Classical artists learned to paint realistically so viewers could easily recognize the people and background in the painting. They utilize different elements of painting to create their oeuvre. Perspective, the use of light and shadow, contrast, texture, colors, hues, and composition, are some of the elements that artists use to create depth and realistic environments.
Paintings many people call trompe l’oeil are paintings that use forced perspective to deceive the observer into thinking that the painted environments or objects are real. The paintings simulate three-dimensional spaces and objects created on a 2D plane. The artist shows his mastery of many painting techniques to give the painting a sense of realism and dimension. Trompe l’oeil, a French term, translates to” fools the eye,” meaning you can see something with depth, and it is one of art world’s oldest optical illusion techniques. Rendering the subject in great detail and excellent realism are the top features of trompe l’oeil paintings.

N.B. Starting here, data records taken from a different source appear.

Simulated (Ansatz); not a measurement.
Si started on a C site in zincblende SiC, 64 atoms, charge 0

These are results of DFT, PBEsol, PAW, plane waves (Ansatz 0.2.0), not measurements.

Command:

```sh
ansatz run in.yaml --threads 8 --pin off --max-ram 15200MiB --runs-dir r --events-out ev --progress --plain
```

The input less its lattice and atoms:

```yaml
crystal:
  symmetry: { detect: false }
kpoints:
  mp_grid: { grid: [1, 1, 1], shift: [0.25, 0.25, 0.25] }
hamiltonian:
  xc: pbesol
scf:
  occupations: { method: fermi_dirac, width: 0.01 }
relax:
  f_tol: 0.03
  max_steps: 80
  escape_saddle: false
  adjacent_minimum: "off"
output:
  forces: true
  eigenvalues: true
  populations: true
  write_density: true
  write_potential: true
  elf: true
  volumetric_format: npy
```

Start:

Trompe l’oeil dates back to the ancient Roman and Greek eras, where it was used to create decorative and intricate decorations and murals. The painting technique is still common today, applied to murals, graffiti art, and architectural decorations.
Trompe l’oeil’s history
The term came from the name of a painting created by Louis-Léopold Boilly and displayed in the 1800s at the Paris Salon. Although the term did not become a by-word until the 19th century, but the technique used in this type of painting dates much earlier. A Greek fable states that a painting contest pitted the skills of two painters, Zeuxis and Parrhasius, to see who was the better realistic still-life painter. Zeuxis painted grapes that were so realistic that birds flew down to pick at the grapes. On the other hand, Parrhasius asked Zeuxis to draw back the curtains to view what he painted. However, what looked like frayed curtains were part of Parrhasius’ work, which made him the winner.
Trompe l’oeil during the Renaissance
An interest in perspective drawing emerged during the Renaissance, although one painter, Giotto, started perspective painting near the end of the 1200s. Also, several late-Quattrocento Italian artists, including Andrea Mantegna and Melozzo da Forli, started creating illusionistic ceiling fresco works, which employed perspective and foreshortening to provide observers looking from below the impression of space. When applied to frescoes on the ceilings, the painting technique is called di sotto in sù (from below, upward).
A correct vanishing point of view shows the components drawn on the ceiling. An excellent example of trompe l’oeil is Parma Cathedral’s Assumption of the Virgin, created by Antonio de Correggio in 1530. Some of Vittorio Carpaccio and Jacopo de’ Barbari’s works used trompe l’oeil elements to experiment with reality and illusion.
Trompe l’oeil’s developing theories from the 17th century
In the 17th century, perspective theories allowed for a more holistic approach to the illusion, which artists called quadratura when used to open up the surface of a wall or ceiling. This approach includes Andrea Pozzo‘s Apotheosis of St. Ignatius (1694) and the 1639 work of Pietro da Cortona called Allegory of Divine Providence.
By the 16th and 17th centuries, Baroque and Mannerist Jesuit church interiors often used trompe l’oeil ceiling murals to visually open the churches’ ceilings or domes, showing images of Jesus or Mary in the sky.
Flemish and Dutch painters followed the trend in the 17th century when still-life painting started to rise. For example, Flemish artist Cornelis Norbertus Gysbrechts painted a chantourné (cutout) showing an easel supporting a painting. A chantourné refers to a trompe l’Oeil painting with the canvas cut in shape intended to make the viewers believe they are looking at a 3D object positioned away from the wall.
In the 19th century, still-life artist William Harnett was an excellent trompe l’oeil artist in the United States. From the 1960s, several U.S. buildings had large trompe l’oeil murals created by Richard Haas and other artists. By the 1890s, Germany had artists like Rainer Maria Latzke, who fused modern content into traditional fresco paintings. As trompe l’oeil became more common for murals inside buildings, Salvador Dali used the technique in several of his paintings.
Trompe l’oeil art today
Since the 1800s, the trompe l’oeil painting technique did not go out of style. For example, the trompe l’oeil mural created by Richard Haas on the exterior wall of the Fontainebleau Hotel in Miami was viewed by thousands from 1986 to 2002. Sadly the building was demolished in 2002.
Today’s street artists, such as Deer Feed, Jan Is De Man, Julian Beever, Kurt Wenner, and Edgar Mueller, apply the concept. They are just some of the street artists who successfully tricked people into believing they are looking at three-dimensional environments.